My definition: delicious!

Dictionary.com definition: a Latin American dish of eggs, usually fried or poached, topped with a spicy tomato sauce and sometimes served on a fried corn tortilla with the addition of vegetables and cheese.

Wikipedia definition: a classic Mexican breakfast dish popular throughout much of the Americas consisting of eggs served in the style of the traditional large mid-morning fare on poor farms. The basic dish consists of fried eggs served upon lightly fried corn tortillas topped with a tomato-chili sauce. Refried beans, slices of avocado, or guacamole may accompany the dish.

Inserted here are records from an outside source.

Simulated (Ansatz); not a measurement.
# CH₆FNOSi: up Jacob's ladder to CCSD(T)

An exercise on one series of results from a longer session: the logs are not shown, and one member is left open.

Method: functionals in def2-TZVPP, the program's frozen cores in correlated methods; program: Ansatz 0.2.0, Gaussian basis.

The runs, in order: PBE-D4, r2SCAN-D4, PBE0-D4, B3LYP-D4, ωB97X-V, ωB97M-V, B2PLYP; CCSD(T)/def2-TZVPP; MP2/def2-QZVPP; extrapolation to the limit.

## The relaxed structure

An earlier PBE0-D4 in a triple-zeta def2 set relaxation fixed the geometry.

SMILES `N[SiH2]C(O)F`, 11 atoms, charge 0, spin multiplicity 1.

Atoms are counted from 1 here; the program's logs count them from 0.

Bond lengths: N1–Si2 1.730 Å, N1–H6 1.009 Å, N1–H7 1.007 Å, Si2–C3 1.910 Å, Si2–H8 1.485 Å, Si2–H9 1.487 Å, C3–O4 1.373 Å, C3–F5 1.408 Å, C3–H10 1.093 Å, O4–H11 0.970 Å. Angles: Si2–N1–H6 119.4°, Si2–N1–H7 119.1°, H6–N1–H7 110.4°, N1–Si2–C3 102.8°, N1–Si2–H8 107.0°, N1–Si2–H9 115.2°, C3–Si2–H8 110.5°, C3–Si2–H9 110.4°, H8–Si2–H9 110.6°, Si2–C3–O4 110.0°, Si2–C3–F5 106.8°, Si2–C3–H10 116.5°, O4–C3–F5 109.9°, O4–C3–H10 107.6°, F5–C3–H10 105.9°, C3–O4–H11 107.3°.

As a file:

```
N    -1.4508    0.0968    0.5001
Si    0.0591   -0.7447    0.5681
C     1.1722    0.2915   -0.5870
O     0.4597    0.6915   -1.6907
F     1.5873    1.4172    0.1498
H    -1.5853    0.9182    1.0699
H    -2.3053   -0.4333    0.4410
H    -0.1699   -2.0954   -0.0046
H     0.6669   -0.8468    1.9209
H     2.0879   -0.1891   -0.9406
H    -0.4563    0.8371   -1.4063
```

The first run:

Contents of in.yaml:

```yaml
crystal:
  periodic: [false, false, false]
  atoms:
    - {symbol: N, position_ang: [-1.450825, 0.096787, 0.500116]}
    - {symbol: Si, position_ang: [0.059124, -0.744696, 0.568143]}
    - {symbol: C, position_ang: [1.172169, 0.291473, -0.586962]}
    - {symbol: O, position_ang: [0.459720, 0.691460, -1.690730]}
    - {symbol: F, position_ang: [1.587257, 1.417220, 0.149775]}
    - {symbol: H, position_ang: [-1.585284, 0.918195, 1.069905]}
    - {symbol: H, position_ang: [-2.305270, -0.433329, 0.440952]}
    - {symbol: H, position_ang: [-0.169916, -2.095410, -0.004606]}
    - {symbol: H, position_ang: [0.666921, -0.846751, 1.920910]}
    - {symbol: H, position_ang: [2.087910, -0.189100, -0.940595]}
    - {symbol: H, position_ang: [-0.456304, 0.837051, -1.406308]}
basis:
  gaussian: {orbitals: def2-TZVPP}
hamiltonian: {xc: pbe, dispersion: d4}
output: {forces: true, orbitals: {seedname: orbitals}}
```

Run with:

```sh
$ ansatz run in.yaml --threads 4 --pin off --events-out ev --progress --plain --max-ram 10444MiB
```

No matter which way you slice it, huevos rancheros makes me happy at least once a week as I begin my journey across New Mexico to try as many different versions as I can. And then report back to you. Do I have my favorites? Yes! But this isn’t about me; it’s about the beautiful variations on a moonlight (or in this case “egg”) theme.

I hope you enjoy the journey as much as I do… cheers! Aye-yi-yi-yi.


8 responses

    • Hey Andrea– Very cool… I have 3-4 more I need to upload, but I’d love this to be a bigger thing with contests for the next huevos partner, etc. (I’ve got A LOT to go!) Keep me posted on the Journal thing, would love to engage with that. Huevos rancheros are such a cool NM thing! Feel free to reach me at ofproductions@yahoo.com.
      Take care,

    • Ms. Dukecityfood, I’m hard-pressed to say “the best”, but a few places that come to mind thus far: Sadie’s giant corn tortilla, Perea’s, and Los Compadres. Also, remember mine are always in-tandem with huevos rancheros. 🙂 Of course, recommendations are always welcome!

    • Well, I’m not really on the lookout specifically for “the hottest” or “the best” of any particular ingredient, because I love the variety of tastes, but the hottest I recall as far as where I’ve been for huevos rancheros are Mick’s Chile Fix, and Los Cuates. Roper’s green chile gravy was no mild walk in the park, so I might point you that way as well. Personally, rather than the green chile being “hot”, I’d prefer a good clean fresh roasted lingering taste with some heat, but not overpowering, and that seeps into every bite. Happy hot search!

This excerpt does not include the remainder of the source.